From What Vantage Point?
Zech 1:7-17; Rev 3:7-13; Matt 24:15-31
From what vantage point do you perceive the day? I have found myself chuckling often when I have heard people using the excuse for their poor attitude of, “I’m not a morning person.” Such things are used as a tool of permissiveness. While phrases such as these are fairly transparent, none of us is off the hook here. We all have our ways of giving ourselves excuse.
When a moment comes that, in simplicity and clarity, confronts our permission to these presupposed acceptable behaviors, peeling away our pride in holding to our right to behave as such, the excuses fall away. We might even feel naked in that moment, but not as shamed. More, we feel cleansed. The falseness of permissiveness we held right to is seen for what it is, rumor and presupposition.
So, too, is the day of the Lord. When Jesus comes again, there will be no doubt to anyone. The entire world will know. Any proclamation of his arrival that is not made known to all people is merely rumor. It is false news. We will all know the truth. In the meantime, we are to choose from what vantage point we wait. Do we watch for an approaching army that will destroy or do we yearn to see the salvation of the Lord, that which heals and makes free? So many of the prophecies of the Lord’s return use words that sound destructive, and so will it be. What is to be destroyed is those excuses that we each have believed to be our right to hold. Our presumptions will be put to death, and we will be left naked. This nakedness is not in that position of shame, it will be as beings who have been completely cleansed, no longer looking at nakedness as a condition of vulnerability, but of absolute safety.

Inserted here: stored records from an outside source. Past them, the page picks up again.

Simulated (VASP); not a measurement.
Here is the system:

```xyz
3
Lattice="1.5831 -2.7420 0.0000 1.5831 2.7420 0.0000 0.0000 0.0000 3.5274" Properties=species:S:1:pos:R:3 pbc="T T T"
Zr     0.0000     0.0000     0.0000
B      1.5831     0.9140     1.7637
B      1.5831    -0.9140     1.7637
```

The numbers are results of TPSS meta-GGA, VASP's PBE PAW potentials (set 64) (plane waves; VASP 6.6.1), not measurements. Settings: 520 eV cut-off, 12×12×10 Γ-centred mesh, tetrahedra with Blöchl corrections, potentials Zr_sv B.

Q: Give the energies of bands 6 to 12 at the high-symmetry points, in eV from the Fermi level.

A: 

From what vantage point do we wait? Is it that of fear, self-protection, pride, or dismissiveness, or do we allow ourselves to wait with the posture of Jesus himself. Consider God’s vulnerability in entering this world as a pauper’s adopted child, birthed with all societal assumptions of illegitimacy, and yet knowing that the nakedness of God was necessary for the clothing of righteousness to happen on fallen humanity. To wait in hope, in nakedness if you will, is a very vulnerable posture. And yet, that is the place of waiting that is closest to the Christ. Having already shed the garments of pride and judgment, our expectation is in joy for the cleansing to come.